But Mr. Rosenbaum’s is more than a cautionary tale. It’s also a symbol—a symbol of the demonic forces unleashed by revolutionary movements like Antifa and Black Lives Matter.

Radical politics and sexual perversion have always gone hand in hand. Think of Nazis like Irma Grese or Soviets like Lavrentiy Beria. Revolutions give these monsters the two things they crave most: unchecked power and moral authority. They may indulge every depraved, sadistic pleasure they like. It can always be justified in the name of the Revolution.

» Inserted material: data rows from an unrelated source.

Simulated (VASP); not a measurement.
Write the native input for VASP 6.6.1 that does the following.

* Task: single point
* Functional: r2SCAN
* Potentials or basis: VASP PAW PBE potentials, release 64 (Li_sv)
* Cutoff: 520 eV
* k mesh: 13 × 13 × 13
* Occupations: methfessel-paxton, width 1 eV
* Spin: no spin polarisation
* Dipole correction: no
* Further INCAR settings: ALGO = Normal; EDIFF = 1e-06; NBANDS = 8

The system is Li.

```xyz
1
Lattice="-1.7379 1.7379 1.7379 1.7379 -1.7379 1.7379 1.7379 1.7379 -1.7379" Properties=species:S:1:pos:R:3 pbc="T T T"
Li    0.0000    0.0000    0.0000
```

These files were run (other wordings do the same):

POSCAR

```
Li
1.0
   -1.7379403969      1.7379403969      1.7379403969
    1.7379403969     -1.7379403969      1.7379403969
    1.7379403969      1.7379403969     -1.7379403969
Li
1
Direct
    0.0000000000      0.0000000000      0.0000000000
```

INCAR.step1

This link between sex and death is not incidental either. It’s the very incarnation of the revolutionary spirit. Juan Donoso Cortes observed,

When God wishes to chastise a nation for its sins, He enslaves it under the dominion of voluptuous men, who, stupefied with the opium of sensual gratification, can only be aroused from their brutal insensibility by the fumes of blood…. Revolutionary France worshiped at the same time prostitution and death; while prostitution triumphed in her temples and at her altars, death was worshipped in public places and on her scaffolds.

These sadists need the Revolution, and the Revolution needs its sadists. The two exist symbiotically.

Take the obvious example of France. Robespierre once remarked that the Reign of Terror was “nothing but justice, prompt, severe, inflexible; it is thus an emanation of virtue,” which is all well and good in theory. But who’s going to inflict that terror? Who will drag the countesses and Carmelites to the guillotine? Find a man like Jean-Baptiste Carrier, who ordered the Drowning at Nantes.

Adolphe Thiers called Carrier “one of those inferior and violent spirits, who in the excitement of civil wars become monsters of cruelty and extravagance.” Yet civil war doesn’t always make monsters. Sometimes the fumes of blood simply draw them, fully formed, out from the shadows.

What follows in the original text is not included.